Someone called me homegirl last week. Not that I’m not the “homegirl” type, but, well, it surprised me a bit. Turns out this guy sees me a lot, riding my bike with my kids. He was telling another cyclist how “homegirl here picks up her kids from school every day. Every single day!”
I may have blushed a little.
I do pick up my kids every single day. And I often do it on my bike. The bike that seats five people. An open-air minivan on two wheels. A clown car of sorts. It’s a novelty, a monstrosity, and a life line.
Physically, it is pretty draining. Not so much now as when I first started riding, and even less since I stopped counting the miles and anticipating the hard parts. Now I just go. I just do it and don’t think about how hard it is. Thinking about how hard it is makes it harder. A lot harder.
But the thing is, putting myself out there—in the arena—working for every meter up the bridge and on the roads, I get a lot of support. Mostly, “Whoa!” and “Supermom!” and “That’s amazing!” and “You’re my hero!” and “Strong mama!” and things like that. I get thumbs ups as well. And once, someone even pushed the back of the bike to give me an extra boost. I appreciated the thought even if it did take me by surprise. And then there are the photos. Lots of photos. Sometimes people ask. Sometimes they just take it. Sometimes they try to be covert about it. It makes me smile, even if I am dripping with sweat and looking like a mess.

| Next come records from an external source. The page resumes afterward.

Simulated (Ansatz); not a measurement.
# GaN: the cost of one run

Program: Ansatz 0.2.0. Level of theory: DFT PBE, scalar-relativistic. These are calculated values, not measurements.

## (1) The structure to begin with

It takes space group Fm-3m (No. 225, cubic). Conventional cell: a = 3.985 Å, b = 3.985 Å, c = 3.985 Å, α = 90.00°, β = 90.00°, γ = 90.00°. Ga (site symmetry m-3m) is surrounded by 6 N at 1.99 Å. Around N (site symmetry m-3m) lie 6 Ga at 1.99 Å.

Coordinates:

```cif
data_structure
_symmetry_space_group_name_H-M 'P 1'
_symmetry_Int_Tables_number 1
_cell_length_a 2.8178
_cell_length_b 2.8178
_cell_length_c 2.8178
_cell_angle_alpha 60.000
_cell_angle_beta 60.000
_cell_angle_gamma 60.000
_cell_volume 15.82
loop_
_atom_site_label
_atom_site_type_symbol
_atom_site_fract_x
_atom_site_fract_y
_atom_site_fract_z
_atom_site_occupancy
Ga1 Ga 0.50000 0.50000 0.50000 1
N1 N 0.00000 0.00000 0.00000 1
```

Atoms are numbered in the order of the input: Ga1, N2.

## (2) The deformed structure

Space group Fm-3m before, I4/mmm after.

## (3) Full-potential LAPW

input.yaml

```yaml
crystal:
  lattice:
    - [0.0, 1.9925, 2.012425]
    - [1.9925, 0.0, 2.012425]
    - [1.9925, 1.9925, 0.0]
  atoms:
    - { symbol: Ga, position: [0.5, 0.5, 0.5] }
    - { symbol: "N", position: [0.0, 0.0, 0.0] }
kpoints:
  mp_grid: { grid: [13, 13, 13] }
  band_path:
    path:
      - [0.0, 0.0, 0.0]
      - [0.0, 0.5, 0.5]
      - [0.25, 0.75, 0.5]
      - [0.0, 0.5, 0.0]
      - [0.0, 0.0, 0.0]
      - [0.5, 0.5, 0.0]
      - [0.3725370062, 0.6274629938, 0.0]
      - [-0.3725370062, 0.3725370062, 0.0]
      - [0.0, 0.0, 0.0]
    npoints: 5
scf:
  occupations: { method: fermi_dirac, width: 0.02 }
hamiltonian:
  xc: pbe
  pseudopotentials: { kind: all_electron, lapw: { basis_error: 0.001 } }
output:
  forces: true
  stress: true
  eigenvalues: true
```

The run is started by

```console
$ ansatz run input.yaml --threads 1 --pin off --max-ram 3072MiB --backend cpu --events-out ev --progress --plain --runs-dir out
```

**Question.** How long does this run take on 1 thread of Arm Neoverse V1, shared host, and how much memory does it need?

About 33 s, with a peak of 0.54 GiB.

It’s been a couple of years since I got any negativity. There was the guy who sped past me on the Manhattan Bridge, questioning my sanity for putting my kids in danger like that. He didn’t love it when I asked him where his helmet was. Touche. And then there was the guy who, as he was driving by, creeped into the bike lane, so he could get close enough to tell me that what I was doing was dangerous. Ugh. HE WAS THE DANGER!!!!
The comments, the give and take, the sharing of our lives on the open road: it’s one of the things I love about living in the city. We can’t hide. We don’t hide. We hardly even have our own space. We share all kinds of things with everyone around us.
We share our thumping bumping and jumping with the neighbors downstairs.
We share our yelling and crying and music and laughing with the rest of the hallway.
We share our “backyard” with everyone else who hangs out in Prospect Park.
We share our travels with anyone who happens to be in the same train at the same time.
We share our quirks with all those people who think that 4 kids on a bike is just the nuttiest/greatest/weirdest/craziest thing they’ve ever seen.
And with that sharing comes connection. We see each other. We talk. We listen. We hear. We smile and nod and we are aware of each other.
It isn’t always easy to do. I still get nervous about what people are going to say to me. I wonder if I’ll get a comment that will fill my bucket or drain it. (And to be honest, sometimes, even the most well-meaning, supportive people are annoying on days when I just want to be left alone. Because, I’m actually working here. As much as it looks like a clown car, we are not messing around. We’ve got places to go and people to meet.)
Sometimes I think about what it would be like to hide. In a car. With tinted windows. To be the anonymous driver.
Sometimes I wonder about a backyard. To watch the kids play from the kitchen window. To not make a production about getting out the bikes and the balls and the jump ropes. To send the kids outside when I need some space and to know they’re still contained and protected.
More often these days I imagine our future home. I see peonies and rose bushes, a wraparound porch, fruit trees in the backyard, and a vegetable garden where vegetables can grow big and strong.
By the time we get there, our kids may have already grown big and strong. Big because that is what kids do, and strong (I hope) because of how much we have given and received as we have lived our lives out in the open of the big city.
We don’t really have a “home”—just a small apartment we rent—nor do we have a lot of family support close by. Instead we make ourselves at home here in this city and rely on our friends and neighbors and strangers for support. It’s a bit risky, but I feel dividends. A little support from my fellow New Yorkers is as good as cold hard cash any day of the week.
So I guess I am someone’s “homegirl.” Maybe a lot of people’s. And I appreciate that we can be at home here in this city together, riding bikes and looking out for each other. Every single day.